Links with underscores will be escaped
dragonito opened this issue · 6 comments
Hi there,
got a problem with a special kind of urls looking like
https://example.de/this_is_a_nice_file.ext
it will be converted to:
https://example.de/this\_is\_a\_nice\_file.ext
Perhaps you got an idea to fix it?
Cu Robin
Would you be able to share the exact HTML that causes this behavior? That will help us to replicate the issue and come up with a fix :)
Its really simple:
<p>https://www.dragonito.net/test_hallo_welt.pdf<br/></p>
will be
https://www.dragonito.net/test\_hallo\_welt.pdf
I use some options:
$options = [ 'strip_tags' => true, 'header_style' => 'atx', ];
hope it helps to find the problem, thanks a lot :D
The problem is occurring here:
html-to-markdown/src/Converter/TextConverter.php
Lines 22 to 24 in 7bd4aa5
This logic is unaware of the complex rules that CommonMark has for determining whether underscore characters within words would be treated as emphasis or not. Unfortunately, this isn't going to be easy to fix in a reliable way without porting over all of that delimiter parsing functionality, which is very low on my list of open-source priorities right now.

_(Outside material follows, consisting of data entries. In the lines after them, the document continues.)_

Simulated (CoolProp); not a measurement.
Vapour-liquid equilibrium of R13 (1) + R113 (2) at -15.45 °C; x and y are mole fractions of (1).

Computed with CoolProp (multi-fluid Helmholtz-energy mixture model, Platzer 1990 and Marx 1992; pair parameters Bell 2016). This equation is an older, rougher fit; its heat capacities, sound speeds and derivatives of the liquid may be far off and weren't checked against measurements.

I'd be open to any ideas for easier fixes that fix this particular case without breaking our existing tests.
A potential naive solution might be breaking this regex replacement into three steps:
- Escape any
\
characters first (to prevent double-escaping later) - Escape any
_
characters that do not appear within words (without accounting for all of CommonMark's edge cases) - Escape the other characters as usual
It wouldn't be perfect but it would be much closer to what you'd expect.
hi @colinodell i played a little bit, added a test and check if the plain text is an url, if its an url I ignore _ escaping. Perhaps not the best solution, but a possible inspiration for fixing it
This issue has been automatically marked as stale because it has not had recent activity. It will be closed if no further activity occurs. Thank you for your contributions.